Dimension Tables in Data Warehousing
Dimension tables are a fundamental component of dimensional modeling in data warehousing. They describe the business context for the data found in fact tables, providing the "who, what, where, when, why, and how" for business events.
Purpose of Dimension Tables
Dimension tables store descriptive attributes that are used to filter, group, and label measures in fact tables. They provide the human-readable context for the numerical data, enabling users to perform slice-and-dice analysis and understand trends.
Characteristics of Dimension Tables
- Descriptive Attributes: Contain textual or categorical data.
- Primary Key: Typically a surrogate key (an auto-generated integer) to ensure stability and performance.
- Foreign Key in Fact Table: Linked to the fact table via the primary key of the dimension table.
- Denormalized Structure: Often denormalized to simplify queries and improve performance by reducing the need for joins.
- Slowly Changing Dimensions (SCDs): May need to handle changes in attribute values over time.
Common Types of Dimensions
Dimensions can be categorized based on their nature and how they are modeled:
- Time Dimension:
- Represents periods such as days, weeks, months, quarters, and years. It's crucial for time-series analysis.
- Geography Dimension:
- Describes physical locations, such as countries, regions, states, cities, and stores.
- Product Dimension:
- Details about products, including categories, brands, SKUs, and descriptions.
- Customer Dimension:
- Information about customers, such as demographics, segments, and loyalty status.
- Employee Dimension:
- Attributes related to employees, like departments, roles, and managers.

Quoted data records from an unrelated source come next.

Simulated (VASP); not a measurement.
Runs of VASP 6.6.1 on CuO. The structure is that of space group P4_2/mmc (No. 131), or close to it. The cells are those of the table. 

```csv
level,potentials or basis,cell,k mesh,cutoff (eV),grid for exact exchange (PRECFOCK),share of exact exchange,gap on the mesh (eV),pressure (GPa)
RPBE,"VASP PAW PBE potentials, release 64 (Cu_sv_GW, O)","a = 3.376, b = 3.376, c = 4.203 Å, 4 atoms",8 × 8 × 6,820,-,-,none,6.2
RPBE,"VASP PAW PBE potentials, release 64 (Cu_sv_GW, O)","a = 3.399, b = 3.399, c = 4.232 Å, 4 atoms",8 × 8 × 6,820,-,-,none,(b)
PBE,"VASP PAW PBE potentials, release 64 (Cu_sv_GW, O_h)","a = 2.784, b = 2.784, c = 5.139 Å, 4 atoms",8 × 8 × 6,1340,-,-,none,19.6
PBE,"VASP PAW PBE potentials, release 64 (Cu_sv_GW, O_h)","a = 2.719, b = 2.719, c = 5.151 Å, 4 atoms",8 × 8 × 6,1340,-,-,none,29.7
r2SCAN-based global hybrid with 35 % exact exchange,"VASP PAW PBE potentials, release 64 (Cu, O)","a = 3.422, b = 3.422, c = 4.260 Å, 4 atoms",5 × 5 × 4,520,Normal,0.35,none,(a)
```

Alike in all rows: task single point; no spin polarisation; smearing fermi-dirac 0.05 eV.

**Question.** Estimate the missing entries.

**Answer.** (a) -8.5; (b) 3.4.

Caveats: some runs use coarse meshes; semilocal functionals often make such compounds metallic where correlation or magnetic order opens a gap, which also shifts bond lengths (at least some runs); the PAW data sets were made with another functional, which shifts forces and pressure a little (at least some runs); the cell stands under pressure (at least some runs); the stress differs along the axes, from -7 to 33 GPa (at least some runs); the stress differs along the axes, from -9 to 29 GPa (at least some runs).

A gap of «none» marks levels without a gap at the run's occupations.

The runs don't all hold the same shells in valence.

Example Dimension Table: Product
Consider a DimProduct
table used to store information about products:
ProductKey (PK) | ProductID (Natural Key) | ProductName | Category | Brand | UnitPrice | EffectiveDate | ExpirationDate |
---|---|---|---|---|---|---|---|
101 | PROD-A123 | SmartWidget Pro | Electronics | Innovatech | 199.99 | 2023-01-01 | 9999-12-31 |
102 | PROD-B456 | EcoBottle | Apparel | GreenLife | 25.50 | 2023-01-01 | 9999-12-31 |
103 | PROD-A123 | SmartWidget Pro V2 | Electronics | Innovatech | 219.99 | 2023-07-15 | 9999-12-31 |
In this example, ProductKey
is the surrogate primary key. ProductID
is the natural key from the source system. The attributes ProductName
, Category
, and Brand
provide descriptive context. The EffectiveDate
and ExpirationDate
columns are used to manage Slowly Changing Dimensions (SCD Type 2).
Slowly Changing Dimensions (SCDs)
Dimension attributes can change over time. Managing these changes is crucial for accurate historical analysis. Common SCD types include:
- Type 0: Retain Original: No change is tracked.
- Type 1: Overwrite: The old value is replaced with the new value. History is lost.
- Type 2: Add New Row: A new row is inserted for the changed attribute, with effective dates. Preserves history.
- Type 3: Add New Column: A new column is added to track a limited history (e.g., "Previous Brand").
The example above for DimProduct
illustrates SCD Type 2.
SQL Example: Joining Fact and Dimension Tables
To analyze sales by product category, you would join the fact table (e.g., FactSales
) with the dimension table (e.g., DimProduct
):
SELECT
dp.Category,
SUM(fs.SalesAmount) AS TotalSales
FROM
FactSales fs
JOIN
DimProduct dp ON fs.ProductKey = dp.ProductKey
GROUP BY
dp.Category
ORDER BY
TotalSales DESC;
Best Practices
- Use surrogate keys for dimension tables.
- Keep dimension tables denormalized.
- Implement appropriate SCD handling strategies.
- Ensure data quality and consistency.
- Include attributes that support business analysis needs.